The Art of Closing a (first) VC Deal

Inovia Capital
Inovia Conversations
4 min readSep 21, 2012

I am often asked by startups what it takes to close funding. Having just closed my first investment, I thought it would worthwhile to share my experience. The investment was in Crowdbase, an early stage Quebec City company. Crowdbase allows teams to easily share questions, answers, notes, and Web links in a private social network, and then intelligently structures that data into relevant topics and pages. www.crowdbase.com

For those that do not know me, I am the newest member of the Inovia team, having joined as an Entrepreneur in Residence and the Quebec Investment Director. I spent a number of years in startups and larger companies in telecom, software, ecommerce and payment processing. As CEO of two early stage companies I did my share of chasing VC money. http://inovia.vc/team

So what made the Crowdbase deal happen?

1. The entrepreneur and founding team were key — this is especially important in a seed-stage deal. We believe that if there isn’t a great entrepreneur driving the business, there is little chance it will make it to a great company. Even more importantly, a great entrepreneur must also have characteristics to one day become a great CEO. Great CEOs build great companies. Without that key person already in the Company, we would not have become “engaged” (engaged is the term used by VCs to devote time to look further at a deal). Albert Dang-Vu, the founder of Crowdbase, grew his last venture, Copernic, to over 30 million users. He followed that up by building Mirego from the ground up into a successful mobile app development company. Albert definitely has that “wow” factor that gets VCs excited.

2. Next we looked to see if there was a large addressable market, and gauged the potential for the Company to grow into a legitimate category leader. In the case of Crowdbase, we were satisfied with the results of our diligence in both areas. Social collaboration software will grow from $600M last year to $6B within 4 years.
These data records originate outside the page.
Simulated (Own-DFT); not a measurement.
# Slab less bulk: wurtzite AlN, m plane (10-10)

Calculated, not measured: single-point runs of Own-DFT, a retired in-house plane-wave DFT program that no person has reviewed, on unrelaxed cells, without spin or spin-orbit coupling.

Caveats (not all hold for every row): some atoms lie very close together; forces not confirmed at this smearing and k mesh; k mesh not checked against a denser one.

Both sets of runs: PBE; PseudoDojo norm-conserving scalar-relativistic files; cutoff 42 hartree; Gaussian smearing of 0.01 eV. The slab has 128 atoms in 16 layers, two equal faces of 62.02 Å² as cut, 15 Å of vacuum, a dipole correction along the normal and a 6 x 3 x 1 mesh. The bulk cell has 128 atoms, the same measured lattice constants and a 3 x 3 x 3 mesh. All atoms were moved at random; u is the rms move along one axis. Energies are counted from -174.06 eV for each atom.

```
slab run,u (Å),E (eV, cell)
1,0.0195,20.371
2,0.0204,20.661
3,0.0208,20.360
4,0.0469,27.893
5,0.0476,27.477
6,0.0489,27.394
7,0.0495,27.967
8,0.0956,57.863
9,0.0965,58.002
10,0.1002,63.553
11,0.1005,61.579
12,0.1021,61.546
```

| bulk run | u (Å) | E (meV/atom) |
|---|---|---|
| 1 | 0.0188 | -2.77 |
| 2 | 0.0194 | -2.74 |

3. Another question that was raised revolved around the existence of a sustainable business model. Some investors are fine with businesses that have yet to figure out their business model or whose sole exit strategy is to be acquired pre-revenue. We prefer to see a revenue model identified, and seek out early metrics to validate its existence. Giving away product to gain early adoption and feedback is OK, but at some point, the following questions need to be answered: will someone pay for it and how much will they pay? As soon as their beta is over, Crowdbase is planning on rolling out an appealing recurring revenue model, one that has already been validated by indirect competitors currently in the market.

4. Post-financing, the Company and Investor(s) form a team that will likely work together for years to come. For this reason, every Company we are seriously interested in presents to the entire iNovia team during our weekly Partner meetings. In this example, we had already known the founder of Crowdbase for some time, and had seen the Company evolve in a very positive way. After the presentation, we all felt comfortable working towards doing a deal.

5. The fact that Crowdbase’s team made significant progress by bootstrapping the business and made things happen with limited resources demonstrated a lot. Crowdbase could have continued to self-fund the business or pursued other funding alternatives, but instead chose to approach Inovia and Real Ventures for their value add.

6. After qualifying the opportunity and discussing the deal internally, we issued a term sheet with the co-investors. For those unaware, a term sheet details the amount being invested, price per share, share terms and various conditions of the investment. The term sheet was promptly signed. I think the smoothness of this step is a good indication of a positive relationship going forward.

7. Once we agree on all the terms, we prepare an Investment Committee Memo (ICM). This document (roughly 10–20 pages) outlines why we think this is a good investment, and provides details on the team, product, addressable market size, competition, business model, revenue forecasts and possible exit valuations. The ICM is then presented to our independent Investment Committee for their final feedback.

8. Lawyers love closing documents and final due diligence, but most entrepreneurs hate it. There is always lots of back and forth, fine print and documents to get signed. In this case, due diligence was very straight forward, thanks in part to the fact that we had a great law firm (Osler). Crowdbase also had all their documents well organized and thus was able to respond quickly to requests.

9. You would think there should be some sort of celebration when final documents get signed and the money transfer occurs, but the reality is that we are all too busy getting back to business. Funding is essential for the growth of any business but it can also be very time consuming and even distracting to the core business.

I am lucky to get to meet so many passionate entrepreneurs with innovative ideas. There are so many good businesses out there and we would love to fund them all, but the reality is that we need to focus on those that are most likely to build huge successful companies. That is the most challenging part of being a VC.